Time Capsule: Paul Simon, The Paul Simon Songbook
Every Saturday, Paste will be revisiting albums that came out before the magazine was founded in July 2002 and assessing its current cultural relevance. This week, we’re looking at Paul Simon’s proper debut album, which boasts a tracklist of songs that would live stronger lives elsewhere yet make for a vibrant, stripped-down introduction to one of the greatest songwriters of our time.

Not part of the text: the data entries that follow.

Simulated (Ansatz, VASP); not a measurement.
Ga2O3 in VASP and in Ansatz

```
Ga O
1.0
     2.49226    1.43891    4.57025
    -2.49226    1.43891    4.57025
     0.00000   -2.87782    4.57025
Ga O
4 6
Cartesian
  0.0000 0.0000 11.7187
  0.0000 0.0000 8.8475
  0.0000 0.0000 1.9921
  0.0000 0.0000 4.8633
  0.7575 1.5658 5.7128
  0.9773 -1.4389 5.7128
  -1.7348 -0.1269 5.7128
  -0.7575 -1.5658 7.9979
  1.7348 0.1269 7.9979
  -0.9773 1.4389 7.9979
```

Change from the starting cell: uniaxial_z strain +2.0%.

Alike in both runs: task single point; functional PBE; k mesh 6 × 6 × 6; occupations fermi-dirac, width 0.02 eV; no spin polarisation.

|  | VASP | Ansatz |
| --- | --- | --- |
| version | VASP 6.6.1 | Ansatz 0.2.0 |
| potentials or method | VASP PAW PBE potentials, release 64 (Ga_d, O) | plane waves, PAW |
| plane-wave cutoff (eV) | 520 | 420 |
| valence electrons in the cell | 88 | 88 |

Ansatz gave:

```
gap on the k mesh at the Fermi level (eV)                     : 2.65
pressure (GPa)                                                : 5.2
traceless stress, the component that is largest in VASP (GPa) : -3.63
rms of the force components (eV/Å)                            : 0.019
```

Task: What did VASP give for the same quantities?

Photo by David Thorpe/ANL/Shutterstock
At 15, I started “dating” a cute girl who lived two towns over—which, when you don’t have a driver’s license, is practically like living on opposite coasts. All we did was text and send Snapchats to each other, fully embracing how the origins of social media were colliding with the onset of a new and hopeful and terrifying age of being terminally online. We were sketching our digital footprints in real time, drawing pictures of each other and flirting like such small gestures of affection would soon go extinct. She was my #wcw and I was her #mcm and, after getting my first iPhone, I spent a $20 iTunes gift card on my first album: The Paul Simon Songbook. I bought it because of “Kathy’s Song,” which the girl from two towns over and I had declared to be “our song”—which meant we’d send lyrics to each other almost daily, holding the words sacred like wedding vowels. But time back then, it moved like wildfire and, in the stroke of a month that felt like the flash of a day, she ghosted me and started dating my best friend—who was a year older than me and had his license and could mend the gap of distance without a hitch. “I stand alone without beliefs, the only truth I know is you” indeed.
Before I would watch The Graduate and make “plastics” my entire personality sometime in 2014, I found a softened palate of unproblematic folk music in The Paul Simon Songbook. Many of the 12 songs would end up on Simon & Garfunkel records eventually, but they were Paul Simon’s debut darlings first. Recorded and released in between the Simon & Garfunkel albums Wednesday Morning, 3 A.M. and Sounds of Silence, The Paul Simon Songbook was Simon’s attempt at recalibrating after the former sold poorly. He made the record at Levy’s on New Bond Street in London, having traveled to Europe frequently to perform at clubs around Paris, Copenhagen and Haarlem. The process of making Songbook was daunting, as he only had a single mic for his voice and guitar, often having to do multiple takes just to get one track right. Simon took two songs from Wednesday Morning, 3 A.M.—“The Sound of Silence” and “He Was My Brother”—and re-recorded them. It was a messy affair that, against all odds, ended with one of the most saccharine and under-loved folk records of its time.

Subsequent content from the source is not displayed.